Time and Date: Thursday, June 20, 2024, 6:30pm – 7pm

Location: 2nd floor, Art Windsor-Essex, 401 Riverside Dr. W, Windsor

Cost: $10 gallery admission. AWE is always free for current AWE members and for Treaty Card Indian Status and Métis Card Holders.

This event is part of AWE at Night.

Join Richard Peddie, Lloyd Alter and Chief Mary Duckworth of Caldwell First Nation for a conversation about community building, growth and sustainability.

River Bookshop will be on hand selling copies of Lloyd Alter’s publications: Living the 1.5 Degree Lifestyle (2021), and The Story of Upfront Carbon (2024), as well as Richard Peddie’s new publication, Great Small Towns of Ontario (2024).

“The proven best practices for communities of all sizes are out there if any one takes the time to learn about them.  From safe streets to place-making to addressing climate change they can be adapted to fit large cities or small towns” – Richard Peddie

Richard Peddie, originally from Windsor, ON is a best-selling author, Speaker, Director, and Community Builder. He was recognized by his alma mater, University of Windsor with an honorary doctorate in 2001. Peddie’s successful 40-year career in business, working with sector-leading brands, was driven by his clear leadership vision, and strong corporate values. He brings that same energy, attention and values that brought him success as the blockbuster president of Maple Leaf Sports Entertainment to his current projects. Becoming a great leader, whether at the corporate or community level, has been a lifelong objective for Richard.
In August 2020 he opened the River Bookshop in Amherstburg, followed by Evelyn’s Candy House and White Woods Home.

Peddie’s best-selling autobiography, Dream Job, was followed by 21 Leadership Lessons. This spring, his newest book, Great Small Towns of Ontario was released.

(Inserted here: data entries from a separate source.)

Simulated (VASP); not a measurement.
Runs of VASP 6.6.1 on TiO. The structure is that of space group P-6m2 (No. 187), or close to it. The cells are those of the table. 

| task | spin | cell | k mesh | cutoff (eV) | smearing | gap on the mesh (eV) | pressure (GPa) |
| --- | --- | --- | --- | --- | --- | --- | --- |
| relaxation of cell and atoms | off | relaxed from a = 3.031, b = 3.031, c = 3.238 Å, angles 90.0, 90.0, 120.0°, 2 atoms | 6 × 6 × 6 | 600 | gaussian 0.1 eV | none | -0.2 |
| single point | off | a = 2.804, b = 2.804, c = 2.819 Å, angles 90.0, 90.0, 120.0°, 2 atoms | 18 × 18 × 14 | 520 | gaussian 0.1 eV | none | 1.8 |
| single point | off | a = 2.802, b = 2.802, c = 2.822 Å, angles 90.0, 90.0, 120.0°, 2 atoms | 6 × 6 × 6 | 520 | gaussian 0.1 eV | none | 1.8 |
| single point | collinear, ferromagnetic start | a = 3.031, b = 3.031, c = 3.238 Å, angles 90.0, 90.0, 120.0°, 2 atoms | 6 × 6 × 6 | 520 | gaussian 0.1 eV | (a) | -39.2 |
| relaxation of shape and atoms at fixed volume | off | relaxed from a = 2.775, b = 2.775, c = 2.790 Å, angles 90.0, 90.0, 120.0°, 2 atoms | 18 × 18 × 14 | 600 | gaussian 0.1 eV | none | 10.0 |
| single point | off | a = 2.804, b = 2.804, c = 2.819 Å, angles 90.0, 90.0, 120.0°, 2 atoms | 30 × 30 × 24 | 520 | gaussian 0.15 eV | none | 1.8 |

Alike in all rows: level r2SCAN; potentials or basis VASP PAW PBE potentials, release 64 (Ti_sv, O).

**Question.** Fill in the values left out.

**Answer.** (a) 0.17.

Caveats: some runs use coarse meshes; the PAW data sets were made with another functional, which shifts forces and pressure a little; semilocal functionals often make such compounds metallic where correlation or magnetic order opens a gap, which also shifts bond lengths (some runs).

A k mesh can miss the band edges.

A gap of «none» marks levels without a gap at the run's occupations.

Lloyd Alter has been an architect, real estate developer, prefab housing entrepreneur, and writer. He teaches Sustainable Design at Toronto Metropolitan University. He has contributed to many publications, including The Guardian, Green Building Advisor, Corporate Knights and Azure Magazines, and was a contributor and editor at Treehugger.com for 15 years. Lloyd is the author of Living the 1.5 Degree Lifestyle, from New Society Publishers. His new book, The story of Upfront Carbon: How a Life of Just Enough Offers a Way Out of the Climate Crisis has just been released. He currently writes a popular Substack newsletter, Carbon Upfront!

Chief Mary Duckworth, (Madidoog-KinNya-Eyojic – Spirits are all around me) is a proud member of Caldwell First Nation whose ancestors have inhabited the North Shore of Lake Erie since time immoral. Caldwell First Nation,  (also known as Zaaga’iganininwag) which means” People of the Lake”) have an extensive territory centered on Point Pelee and Pelee Island and extends west to the Detroit River; east to the eastern end of Lake Erie at Long Point; north to the Sydenham and Thames Rivers; and south to the American border, and beyond. Five First Nation Governments make up what is known as the Three Fires Confederacy compromising the Potawatomi, Odawa, and Ojibway and spanning Southwestern Ontario.

Selected Chief in September of 2021, she has worked with Council members to plan the newest urban reserve in Southwestern Ontario which will enable the Nation’s members to return to the territories they were forcibly removed from over two hundred years and begin to live in community again beginning this August. Chief Duckworth alongside her Council Members and hard-working team has created economic prosperity for the Caldwell First Nation with the successful launch of the busiest and largest gas stations in Southern Ontario: Caldwell Gas & Variety located at 1032 Mersea Road. A marina and boardwalk near Leamington where all our welcome to enjoy the beauty of the gifts from our Mother Earth was also created in 2023.

Chief Duckworth has a Master’s-Degree in Social work, with extensive experience in Justice, Corrections and Probation. She spent 17 years working at Walpole Island First Nation in their Family Services sector on Child Welfare and Youth probation. Chief Duckworth enjoys meeting new people, collaborating for good causes, teaching, serving her people and making a positive impact on the lives of all the people and beings in the natural world who reside in Caldwell First Nation Territory.